Tyler Serigne, 21 months, gets a good look at daddy, Sgt. Robert Serigne, a soldier with the 22nd Signal Brigade. Serigne and other members of the brigade returned to Darmstadt, Germany, on Wednesday after a deployment to Iraq. At center is Tyler’s mom and Bobby’s wife, Christine. (Michael Abrams / S&S)
DARMSTADT, Germany — After a year in Iraq, Sgt. Derik Mead couldn’t remember his age. He also botched the age of his wife, Jolina. After she corrected him, he shook his head. “It’s been a long time,” he said with a grin.
He was just happy to be home alive.
Mead and 113 other members of the 22nd Signal Brigade’s Headquarters and Headquarters Company returned Wednesday from the unit’s second tour in Iraq.
A lot of near misses aside, “Every single person we took returned safe,” said Command Sgt. Maj. Thomas J. Clark, the brigade’s top enlisted soldier.
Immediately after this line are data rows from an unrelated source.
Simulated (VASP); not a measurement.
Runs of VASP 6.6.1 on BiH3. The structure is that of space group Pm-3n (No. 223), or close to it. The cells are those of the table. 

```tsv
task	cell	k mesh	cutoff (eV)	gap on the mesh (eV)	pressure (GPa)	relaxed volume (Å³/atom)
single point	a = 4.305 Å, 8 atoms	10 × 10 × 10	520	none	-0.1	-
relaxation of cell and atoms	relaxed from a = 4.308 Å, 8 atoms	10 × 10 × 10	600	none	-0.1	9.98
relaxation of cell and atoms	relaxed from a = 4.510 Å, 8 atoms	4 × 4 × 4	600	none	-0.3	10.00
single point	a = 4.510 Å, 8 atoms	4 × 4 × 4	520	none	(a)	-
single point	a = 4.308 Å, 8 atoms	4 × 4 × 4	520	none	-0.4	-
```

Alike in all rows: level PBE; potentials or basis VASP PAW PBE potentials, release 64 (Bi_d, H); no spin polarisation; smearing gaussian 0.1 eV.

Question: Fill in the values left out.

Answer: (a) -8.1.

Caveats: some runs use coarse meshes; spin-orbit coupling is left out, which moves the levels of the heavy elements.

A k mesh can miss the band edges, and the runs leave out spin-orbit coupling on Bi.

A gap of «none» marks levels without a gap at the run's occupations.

“I can’t say I’m surprised,” said Col. Frederick A. Cross, commander of the 22nd, giving most of the credit for the unit’s safe return to training. “We were in harm’s way all the time, but the Lord was with us.”
For the near misses, the unit’s soldiers received nearly 20 Purple Hearts and 80 Combat Action Badges, Clark said.
About 40 of the brigade’s soldiers are still deployed, preparing equipment for return to Germany. About 730 soldiers with the brigade’s 440th and 32nd Signal Battalions returned from Iraq last week.
Kaleigh Stevenson, whose husband, Sgt. 1st Class Vernon Stevenson, joined the Army soon after they married 16 years ago, said she didn’t find her husband’s fourth deployment any easier than the others. She said she spent the weeks leading up to her husband’s return “trying to maintain my sanity.”
Looking after the couple’s four children alone challenged her more than anything, she said. “I can be mom, but I can’t be dad.”
Still, she said, the experience of getting to know Europe has been priceless, and her husband plans to stay in the Army another four years before retiring.
Christine Serigne, 21, and her husband, Sgt. Robert Serigne, 23, don’t have nearly as much time invested in the service.
“The Army’s good, it’s fine, it’s perfect,” said Serigne, as she waited out the last few minutes for her husband to return from his second deployment. But, she added, “We’re definitely ETSing,” using Army slang for getting out of the service.